It is no easy feat running two enterprises at once, be it a job and a home-based business or a side hustle and a family.
Yes, we live in the age of the multi-tasker, where smartphones and tablets make such endeavors easier, but easier is not the same as easy. Indeed, taking an idea, executing it, making a profit, and then keeping it going takes a lot of mental, emotional, physical, and financial bandwidth. It demands total commitment, dedication and attention.
If you can’t give your side hustle the attention it deserves, because of family, another job or some other commitment or circumstance, it may not be fatal, but it is not good, either. The nature of a startup is that the sooner you can give it 100% attention, the better, because that is how you give it the best chance of success.

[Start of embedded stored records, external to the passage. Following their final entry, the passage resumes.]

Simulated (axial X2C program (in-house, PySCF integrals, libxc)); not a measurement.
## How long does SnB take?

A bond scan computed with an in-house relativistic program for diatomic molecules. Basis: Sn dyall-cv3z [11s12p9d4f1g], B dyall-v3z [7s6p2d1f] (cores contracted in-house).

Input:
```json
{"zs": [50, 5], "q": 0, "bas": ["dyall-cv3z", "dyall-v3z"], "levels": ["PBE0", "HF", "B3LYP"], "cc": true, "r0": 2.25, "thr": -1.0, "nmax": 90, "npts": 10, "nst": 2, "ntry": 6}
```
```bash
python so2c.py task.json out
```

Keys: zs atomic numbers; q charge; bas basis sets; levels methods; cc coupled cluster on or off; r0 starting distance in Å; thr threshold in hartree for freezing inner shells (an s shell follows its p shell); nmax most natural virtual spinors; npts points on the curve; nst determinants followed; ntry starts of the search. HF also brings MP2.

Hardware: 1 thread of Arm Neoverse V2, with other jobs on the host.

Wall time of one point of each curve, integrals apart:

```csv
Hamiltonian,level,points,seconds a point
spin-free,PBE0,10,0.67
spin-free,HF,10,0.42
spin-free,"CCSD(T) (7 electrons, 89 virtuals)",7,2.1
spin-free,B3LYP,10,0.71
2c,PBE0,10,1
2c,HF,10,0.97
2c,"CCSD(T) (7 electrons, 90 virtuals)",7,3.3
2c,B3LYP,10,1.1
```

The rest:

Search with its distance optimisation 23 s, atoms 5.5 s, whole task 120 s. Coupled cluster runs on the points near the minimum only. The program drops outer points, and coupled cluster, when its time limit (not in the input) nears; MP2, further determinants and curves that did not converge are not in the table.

But this caveat is also important: The timing has to be right. If you started a business with the coffers flush, bully for you, and you get to go forward at full speed. But everyone else – the part-timer, the weekend warrior, the bootstrap entrepreneur – finds themselves asking the same question you are asking: When I can I make this my full-time occupation?
So are there signposts that the time is right? You bet. Here are the Top 5 Signs That You Can Quit Your Day Job:
5. You are headed in the right direction: Starting a business at home, at night or on weekends requires not only that you keep up with your regular job, and your home or family commitments, but also that you dedicate most the remaining time to the business.
As such, it will take a while to get off the ground, gain altitude, and fly in the right direction. But once you get past that startup phase, once you have a tailwind and are headed in the right direction, you know you are on the verge of being able to let go of the safety net that is your day job.
4. You know what you are doing: A corollary to No. 5 is that you are past the novice stage and actually know what the heck you are doing.
Sure, you can fly earlier, but if you don’t really know what works and what does not, you will more likely fall than soar with the eagles.
3. You have reliable customers: Notice I did not just say that you have customers, but that you have reliable customers. They are not the same thing. Customers come and go. They stay, buy, and fly. (OK, I’m done, having clearly beaten this flying metaphor to death!)
Reliable customers are different. They found you and like you and like working with you or shopping with you. Reliable customers give you both the confidence and the financial wherewithal to do without the safety of the regular paycheck, benefits, and healthcare.
2. You make enough money to (almost) live on: Again, notice “almost.” If your part-time business gives you enough income that you believe you can do even better if you go full time, you are probably right.
But this should also mean that you have saved some money. Quitting will hit your wallet, as will ramping up, as will buying your own health insurance and more. Until you quit, the money you make in your extra endeavor should also provide a nest egg for the full-time version.
And the No. 1 sign you are ready to quit your day job . . .
1. You can’t not do it: When you get to the point that the business is going so well, when opportunities are presenting themselves, when its so fun and profitable that you miss it and think about it when you are not doing it, when not doing it more costs you money, then you are ready to do fly like the wind, my friend.